Wines from Bordeaux’s 2014 grape harvest benefited from sunny picking conditions in September and are showing signs of improved quality after cool, wet weather cut yields in 2013, according to growers interviewed this month.
“2014 is encouraging,” Gabriel Vialard, technical director of Chateau Haut Bailly in Pessac-Leognan, said at a trade event in Brussels 11 February. “It’s a very smooth vintage.”
The improved outlook for 2014 wines, due for presentation to merchants in early April, coincides with signs of renewed appetite for vintages from the earlier part of the past decade. “We feel better about 2014,” Matthieu Cuvelier, manager of the Clos Fourtet estate in Saint Emilion, said at the Brussels event. “There’s structure, we’re really happy, there’s a richness. It was a lot of work.”
Clos Fourtet, situated on a limestone plateau close to the centre of the town of Saint Emilion, saw its yields drop below 20 hectolitres a hectare in 2013 following the adverse growing conditions from a recent average of about 35 hectolitres.
“We got back to 38 hectolitres for the 2014s, which is a good level,” Cuvelier said, even as significant quantities of grapes which ripened unevenly had to be left out of the wine.
While Clos Fourtet produces 55,000 bottles on average a year for its Merlot-dominated main wine from an 18.5-hectare (45.7-acre) vineyard, Haut Bailly makes 80,000 bottles of its flagship label from 30 hectares of vines.

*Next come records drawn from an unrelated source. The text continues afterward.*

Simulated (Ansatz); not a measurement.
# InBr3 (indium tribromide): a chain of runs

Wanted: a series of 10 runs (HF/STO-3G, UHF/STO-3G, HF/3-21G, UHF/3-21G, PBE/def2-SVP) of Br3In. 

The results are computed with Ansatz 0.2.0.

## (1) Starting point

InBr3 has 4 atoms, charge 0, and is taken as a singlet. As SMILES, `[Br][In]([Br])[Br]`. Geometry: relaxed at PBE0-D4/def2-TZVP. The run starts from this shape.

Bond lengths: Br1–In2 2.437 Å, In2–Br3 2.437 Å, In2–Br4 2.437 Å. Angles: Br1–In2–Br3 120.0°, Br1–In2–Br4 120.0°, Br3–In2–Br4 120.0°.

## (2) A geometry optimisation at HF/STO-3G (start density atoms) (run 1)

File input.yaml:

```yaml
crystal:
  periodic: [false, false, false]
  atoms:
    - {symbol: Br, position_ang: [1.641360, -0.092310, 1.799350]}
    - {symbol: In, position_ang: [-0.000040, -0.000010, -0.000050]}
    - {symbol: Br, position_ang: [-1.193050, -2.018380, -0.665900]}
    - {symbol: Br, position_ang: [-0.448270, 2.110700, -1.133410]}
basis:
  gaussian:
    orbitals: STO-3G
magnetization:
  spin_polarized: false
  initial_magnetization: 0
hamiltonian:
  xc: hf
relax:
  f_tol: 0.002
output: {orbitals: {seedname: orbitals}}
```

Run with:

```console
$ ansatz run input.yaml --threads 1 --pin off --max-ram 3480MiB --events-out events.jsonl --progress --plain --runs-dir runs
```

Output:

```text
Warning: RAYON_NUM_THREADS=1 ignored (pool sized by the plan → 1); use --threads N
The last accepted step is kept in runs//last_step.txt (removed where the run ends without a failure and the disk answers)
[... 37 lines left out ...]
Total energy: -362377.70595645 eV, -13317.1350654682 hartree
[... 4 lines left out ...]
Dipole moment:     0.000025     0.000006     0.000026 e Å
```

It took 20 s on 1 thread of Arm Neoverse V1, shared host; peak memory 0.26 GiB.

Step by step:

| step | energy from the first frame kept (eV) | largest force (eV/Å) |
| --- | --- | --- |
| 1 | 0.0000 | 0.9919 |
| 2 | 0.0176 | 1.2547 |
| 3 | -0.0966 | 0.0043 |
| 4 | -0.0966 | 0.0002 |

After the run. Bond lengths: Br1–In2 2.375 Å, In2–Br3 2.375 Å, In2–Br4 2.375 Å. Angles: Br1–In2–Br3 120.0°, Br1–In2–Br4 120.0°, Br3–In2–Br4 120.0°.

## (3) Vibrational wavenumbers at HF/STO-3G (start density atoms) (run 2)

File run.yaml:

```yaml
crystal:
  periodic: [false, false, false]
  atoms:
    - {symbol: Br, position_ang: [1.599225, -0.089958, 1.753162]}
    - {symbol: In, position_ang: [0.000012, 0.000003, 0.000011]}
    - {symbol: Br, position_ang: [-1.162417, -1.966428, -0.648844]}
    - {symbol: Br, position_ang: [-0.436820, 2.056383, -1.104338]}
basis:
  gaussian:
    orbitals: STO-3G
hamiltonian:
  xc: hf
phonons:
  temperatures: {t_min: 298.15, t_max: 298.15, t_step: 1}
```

“The Cabernets are magnificent,” Haut Bailly’s Vialard said. Cabernet Sauvignon accounts for 64 per cent of grapes planted in its estate and Cabernet Franc 6 per cent, with Merlot making up the remaining 30 per cent, a classic left-bank balance.
At Château Gruaud Larose, a Saint Julien estate north of Bordeaux ranked as a second growth in the 1855 classification, Sales Director David Launay said yields in 2014 recovered to 43 hectolitres a hectare after dropping as low as 27 hectolitres.